[About 10 years ago I put up a series of stories about Sarge Shriver and I thought I might 'reintroduce' them as so many PCVs have come-and-gone through the agency since then and they might not know about the man. I remember in the mid-90s when running the New York Recruitment Office an RPCV recruiter came up to me and asked, "Now was Shriver the first Peace Corps Director?" I didn't know whether I should hit him over the head or fire him! If there is one legend that we want to maintain, it's Sarge's.....so send me your experiences with the Man and I'll post them on our site.
We begin with a story sent to me by Thaine H. Allison, Jr., a PCV in Borneo (1962-64) assigned as an agricultural extension agent in the village of Bandau, a place that is now called Kota Marudu, in Sabah Malaysia. Since leaving the Peace Corps and completing graduate school, Thaine has been a health economist working with the state of California, New York, among other states, as well as in several Latin America countries. What he remembers fondly from his years in the Peace Corps during the early days is how Sarge Shriver personally saved him from the army and the Vietnam War.]
What Sarge Did For Me
Sometime in the first couple of months after arriving in North Borneo my wife and I had a visitor at our distant outpost, a small village in the ulu [jungle] that was a five mile walk from the nearest road, or a four hour boat ride from the nearest town. Our Peace Corps location was without phones, running water, or electricity. We loved it.
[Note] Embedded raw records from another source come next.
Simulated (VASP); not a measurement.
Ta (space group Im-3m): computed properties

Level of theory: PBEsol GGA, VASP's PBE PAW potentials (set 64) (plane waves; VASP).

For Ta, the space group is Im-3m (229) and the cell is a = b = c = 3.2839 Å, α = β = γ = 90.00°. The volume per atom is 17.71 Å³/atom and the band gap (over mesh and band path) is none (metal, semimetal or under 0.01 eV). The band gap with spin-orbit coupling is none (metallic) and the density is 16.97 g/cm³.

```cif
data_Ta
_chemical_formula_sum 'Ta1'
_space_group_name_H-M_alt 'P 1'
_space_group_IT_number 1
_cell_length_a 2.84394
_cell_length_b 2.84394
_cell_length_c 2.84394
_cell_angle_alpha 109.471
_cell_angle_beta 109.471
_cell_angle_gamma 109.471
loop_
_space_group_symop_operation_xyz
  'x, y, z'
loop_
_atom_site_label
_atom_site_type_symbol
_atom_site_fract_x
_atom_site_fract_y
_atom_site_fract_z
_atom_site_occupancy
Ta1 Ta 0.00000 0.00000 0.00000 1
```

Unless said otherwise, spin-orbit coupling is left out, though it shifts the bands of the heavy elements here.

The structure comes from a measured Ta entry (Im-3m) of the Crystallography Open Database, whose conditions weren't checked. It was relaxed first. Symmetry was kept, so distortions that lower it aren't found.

On that particular day when nothing particular important was happening in town [actually, it was like every other day in Bandau] our Country Director walked into the village with a tall, good-looking stranger from Peace Corps Washington. It was the first time I had ever met the man who had sent me into the ulu of Borneo.
My wife and I showed him around town. First we took him to see my fledgling agricultural projects, and then to visit my wife’s school where he met kids who were thrilled to have class interrupted by this tall, handsome stranger.
After that, we had lunch and a few beers at our house and sat around and talked about the Peace Corps in North Borneo. We told him about all our plans to bring progress to the ula and how different the village of Bandau would look the next time he visited.
We could have kept talking all afternoon but he had to leave so we packed up some fresh fruit and drinks for the hike back to the Land Rover and started off through the jungle for the main road. Walking the five miles to the highway gave us a chance to show off our new language skills, to introduce him to people we met along the way, people we had only recently met ourselves.
White people in this part of the world were something of a phenomenon, especially white Americans, and everyone wanted a chance to meet the tall, good looking stranger. Seeing our small parade, one man jumped off his bicycle, snapped to attention, and saluted us as if we were generals in some army, and not just a Sargent and a couple of young Peace Corps kids.
It turns out, after we asked a few questions of this man, that the last time he had met a white man on the trail he was beaten severely with a ridding crop. He was beaten by a Dutch planter who had been left behind after World War II and didn’t think the Host Country National (HCN) was showing enough respect to a white person. This White Man legacy was one obstacle, we all realized, we had to overcome to be fully accepted in the village.
When we reached Land Rover our new best friend from Washington thanked the two of us in a fatherly way and told us what good work we were doing for the Peace Corps, and he asked what he might do for us when he returned to Washington. Could he call our folks, he asked. Should he tell them how he had come into the jungles of Borneo and found young PCVs who were doing a great job for America and the world?
It was, after all, only a couple of weeks after the Cuban Missile crisis, and grinning that famous smile of his, he said mothers everywhere were worried about their children.
I thanked him and said that wasn’t necessary, but I did have a little problem with my draft board and pulled a letter out of my back pocket, a letter that had somehow reached me in the ulu. The letter from my draft board informed me that I was about to lose my U.S. citizenship for escaping to the jungles of North Borneo just to avoid the draft.
Our new friend slowly read the letter standing there beside the Land Rover in the middle of the jungle, and then he said quietly, but firmly, “The White House will handle this on Monday morning.”
I guess the White House did handle it on Monday morning for I never heard again from my draft board, thought I did hear how at the height of the Vietnam War [after Shriver had left the agency] my draft board did sent two U.S. Marshals to the Philippians where they handcuffed a Peace Corps Volunteer and returned him to Oakland to be drafted into the Marines.
Perhaps that story was just a Peace Corps legend, another folk tale passed from one generation of Volunteers to the next. I don’t know. But I do know that thanks to Sarge Shriver I was able to serve my two years in the wilds of North Borneo and never had to jump off a bike to salute a sergeant I didn’t respect as much as I respected and loved R. Sargent Shriver.